The Supreme Court has dismissed a major disability case that could have affected disabled individuals’ rights to sue a place of public accommodation for its failure to provide information about its accessibility on its website, deciding that the case is moot.
On Tuesday, the justices dismissed Acheson Hotels LLC v. Laufer, which the plaintiff, Deborah Laufer, had requested after voluntarily dropping her case.
Justice Amy Coney Barrett issued an opinion acknowledging the concerns of Acheson Hotels about “litigants manipulating the jurisdiction of this Court” but maintained the decision to not rule in the case.
“We are sensitive to Acheson’s concern about litigants manipulating the jurisdiction of this Court. We are not convinced, however, that Laufer abandoned her case in an effort to evade our review,” Barrett wrote on Tuesday on behalf of the justices.
She added: “She voluntarily dismissed her pending ADA cases after a lower court sanctioned her lawyer. She represented to this Court that she will not file any others. Laufer’s case against Acheson is moot, and we dismiss it on that ground.”
Laufer, who is disabled, filed a lawsuit in 2020 against Acheson Hotels, which operates hotels in Maine, alleging that it failed to provide sufficient information about one of its hotels’ accessibility features on its website or reservation system — a requirement for places of public accommodation under the Americans With Disabilities Act (ADA).
Laufer is a self-appointed ADA “tester,” meaning she goes on hotel websites and reservation systems to investigate whether they are in compliance with the ADA and takes legal action if they are not, even if she has no intention of visiting those establishments. She had filed hundreds of lawsuits against hotels over lack of compliance.

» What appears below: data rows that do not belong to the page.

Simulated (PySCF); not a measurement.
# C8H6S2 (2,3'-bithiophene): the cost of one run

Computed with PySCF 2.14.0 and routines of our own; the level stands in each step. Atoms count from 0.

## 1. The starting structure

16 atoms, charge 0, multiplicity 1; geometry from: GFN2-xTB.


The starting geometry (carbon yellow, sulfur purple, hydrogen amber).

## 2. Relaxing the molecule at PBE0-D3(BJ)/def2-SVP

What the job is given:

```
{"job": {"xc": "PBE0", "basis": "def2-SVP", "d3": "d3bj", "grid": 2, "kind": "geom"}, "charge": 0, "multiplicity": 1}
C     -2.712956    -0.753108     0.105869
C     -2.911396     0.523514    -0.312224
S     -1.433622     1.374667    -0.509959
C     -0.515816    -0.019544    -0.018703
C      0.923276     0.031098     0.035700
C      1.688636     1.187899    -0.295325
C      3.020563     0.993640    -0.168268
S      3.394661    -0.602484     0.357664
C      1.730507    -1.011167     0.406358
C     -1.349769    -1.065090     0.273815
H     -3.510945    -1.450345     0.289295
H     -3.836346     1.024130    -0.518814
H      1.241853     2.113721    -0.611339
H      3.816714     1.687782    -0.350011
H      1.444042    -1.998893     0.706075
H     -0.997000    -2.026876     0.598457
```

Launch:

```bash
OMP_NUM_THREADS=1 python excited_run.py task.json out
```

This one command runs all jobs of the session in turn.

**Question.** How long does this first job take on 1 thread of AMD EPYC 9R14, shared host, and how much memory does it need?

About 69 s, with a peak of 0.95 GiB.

The Acheson Hotels case was initially dismissed in a U.S. District Court on the grounds that Laufer was not injured by the lack of accessibility information on the website since she didn’t intend to visit the hotel — a decision that was reversed by the U.S. Court of Appeals for the 1st Circuit.
“Laufer’s feelings of frustration, humiliation, and second-class citizenry [are] ‘downstream consequences’ and ‘adverse effects’ of the informational injury she experienced,” the 1st Circuit said.
Echoing similar beliefs held by some other businesses, Acheson Hotels argued that many ADA lawsuits are frivolous and predatory and that there are “often better ways of ensuring compliance with the law than filing a lawsuit.”
But disability rights advocates emphasized the dangers of labeling ADA lawsuits as frivolous, pointing out that testers are vital to holding establishments accountable for ADA violations and that a ruling against Laufer would have detrimental effects on the enforcement of the federal law.
“It’s undoubtedly going to result in less enforcement of the ADA and a more inaccessible community, and businesses will be emboldened to continue to flaunt their requirements,” Michelle Uzeta, deputy legal director of the Disability Rights, Education and Defense Fund, told HuffPost in October. “Without the threat of any enforcement now, or with significantly reduced enforcement, there’s absolutely no incentive for businesses to comply with the law.”
The Supreme Court agreed to step in to decide whether Laufer had the right to sue the establishment when she didn’t intend to visit it. But when the court heard oral arguments in October, the focus shifted to discussing the mootness of the case, following Laufer’s request in July to drop the case and dismiss the appeals court decision.
Laufer dropped her case after accusations of misconduct against one of her lawyers and because the hotel, now under new ownership, has updated its website to comply with the ADA, The New York Times reported.
During the oral arguments, Acheson Hotels’ lawyer Adam Unikowsky encouraged the court to still rule in the case to provide more guidance for lower courts that have been split by “tester” cases, CNN reported.
But Justice Elena Kagan argued that the case was “dead as a doornail” and that a decision shouldn’t be made on such an important issue since Laufer had dropped the case and there was no longer a live controversy.
“This is, like, dead, dead, dead in all the ways that something can be dead,” she said in October. “And to use that case as the vehicle for deciding an important issue, an issue that probably is going to need to be decided at some point but surely could come up in a live case … I guess it just doesn’t seem like something that a court should be anxious to do.”
Justice Clarence Thomas wrote in a concurring opinion that he would have addressed the question the court was set to review and would not have ruled in Laufer’s favor.
“I would not reward Laufer’s transparent tactic for evading our review,” he wrote, adding that he did not believe that a 1982 decision that granted civil rights ‘testers’ the standing to sue under the Fair Housing Act, a precedent raised in arguments, applied to her case.
Barrett emphasized that even though the case has been dismissed, the court “might exercise our discretion differently in a future case.”